CHAPTER NINE

STEP 4: IMPLEMENTATION PLANNING

For three weeks, the innovation team worked hard on a project. They identified the key insights to unlock the issue. They generated great ideas and selected one that was sure to be a success. They were so excited that they decided to present it immediately to the Chief Marketing Officer. The CMO's response was: “How much will it cost, what is the expected pay-off, and what are the risks?”

The team members had not anticipated the questions and were not ready to answer them. This was despite the fact that the CMO always asked the same questions when new ideas were presented. The CMO's impression was that the team had not done a thorough job. As a result, they had to go back, assess the cost, the pay-off, and the risk. By the time they proposed the idea again, most of their excitement had worn off.

When they reflected on what had happened, they recognized that the CMO's questions were totally predictable. They had just failed to factor them into their process.

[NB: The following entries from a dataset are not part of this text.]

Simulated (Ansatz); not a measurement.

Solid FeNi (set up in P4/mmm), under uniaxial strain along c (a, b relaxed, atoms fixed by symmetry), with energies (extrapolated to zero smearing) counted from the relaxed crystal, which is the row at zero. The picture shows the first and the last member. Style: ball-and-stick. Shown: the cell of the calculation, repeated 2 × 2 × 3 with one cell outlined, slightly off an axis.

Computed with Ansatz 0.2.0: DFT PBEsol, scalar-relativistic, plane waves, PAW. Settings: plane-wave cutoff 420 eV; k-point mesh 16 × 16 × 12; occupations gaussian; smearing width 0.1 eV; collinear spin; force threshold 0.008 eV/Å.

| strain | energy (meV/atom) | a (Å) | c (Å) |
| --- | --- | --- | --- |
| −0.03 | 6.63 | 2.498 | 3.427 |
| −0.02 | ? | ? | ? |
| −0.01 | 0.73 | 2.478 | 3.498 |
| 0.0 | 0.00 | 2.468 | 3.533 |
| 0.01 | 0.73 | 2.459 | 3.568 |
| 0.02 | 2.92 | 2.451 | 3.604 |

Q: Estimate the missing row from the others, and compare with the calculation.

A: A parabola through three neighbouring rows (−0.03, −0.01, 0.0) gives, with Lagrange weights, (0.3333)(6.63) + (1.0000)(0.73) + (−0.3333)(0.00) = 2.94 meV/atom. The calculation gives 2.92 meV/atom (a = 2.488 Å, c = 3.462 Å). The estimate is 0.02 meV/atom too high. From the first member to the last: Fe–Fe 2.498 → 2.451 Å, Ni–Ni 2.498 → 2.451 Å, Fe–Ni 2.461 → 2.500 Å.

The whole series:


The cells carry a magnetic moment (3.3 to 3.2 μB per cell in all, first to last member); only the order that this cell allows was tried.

This situation is, unfortunately, all too common. It is a typical application of analytical intelligence. The team found the right question. They found the only possible answer—now they had to “just do it.”

This is when leaders need to stop the strong instinct to “just do it” and follow the last step in the successful resolution of the original problem, Step 4: Implementation Planning. Innovation is successful only when a solution is implemented successfully, not when an idea ...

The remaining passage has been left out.